Machine Learning-assisted Software Analysis

Abstract

Software engineering, fundamental to modern technological advancement, profoundly influences various aspects of society by enhancing efficiency, accessibility, and security. This discipline involves systematically applying engineering principles to software systems' design, development, testing, and maintenance. Innovations in software engineering have revolutionized industries such as communication, finance, healthcare, and education, democratizing access to information and connecting global communities. As software systems become increasingly complex, the need for efficient, secure, and reliable software analysis tools becomes paramount.

The thesis focuses on improving the actionability and scalability of software analysis by integrating machine learning (ML) techniques. Traditional static analysis tools often struggle with large codebases, leading to high false positive rates and high computational costs. Machine learning, particularly deep learning architectures like Transformers, offers a promising solution by capturing long-range dependencies in code and learning hierarchical representations. This capability enables ML models to automate tasks such as bug detection, source code summarization, and program repair, providing developers with actionable insights and improving overall productivity and code quality.

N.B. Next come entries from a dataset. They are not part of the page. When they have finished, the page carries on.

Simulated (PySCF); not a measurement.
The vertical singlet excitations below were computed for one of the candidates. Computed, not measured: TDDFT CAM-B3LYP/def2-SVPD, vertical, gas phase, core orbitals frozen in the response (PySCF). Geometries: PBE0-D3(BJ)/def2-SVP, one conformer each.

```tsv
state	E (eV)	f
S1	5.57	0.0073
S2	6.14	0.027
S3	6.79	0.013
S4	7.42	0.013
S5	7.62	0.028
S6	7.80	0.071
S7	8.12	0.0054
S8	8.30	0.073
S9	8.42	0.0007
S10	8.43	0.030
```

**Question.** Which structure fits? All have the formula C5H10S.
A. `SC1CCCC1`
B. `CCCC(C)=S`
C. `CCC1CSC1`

A significant contribution of this thesis is the development of ML-based techniques for type inference in Python and call graph pruning. An ML-based type inference approach, namely Type4Py, was proposed, which accurately predicts type annotations for Python code, enhancing code quality and reducing runtime errors. ML models with conservative pruning strategies were proposed for call graph pruning, which learns from dynamic traces obtained by executing programs to identify and eliminate false edges, thereby minimizing false positives and improving precision. Additionally, the thesis explores the application of call graphs in vulnerability analysis, demonstrating that granular assessments provide more accurate and actionable insights than more straightforward, dependency-level analyses.

In summary, this thesis advances the field of software analysis by harnessing machine learning to address two important issues related to the actionability and scalability of software analysis tools. The proposed ML-driven tools and techniques enhance the precision and reliability of software analysis and support developers in maintaining robust, secure, and maintainable software systems. These contributions pave the way for future research in applying ML techniques to various aspects of software engineering, promising further improvements in software development practices.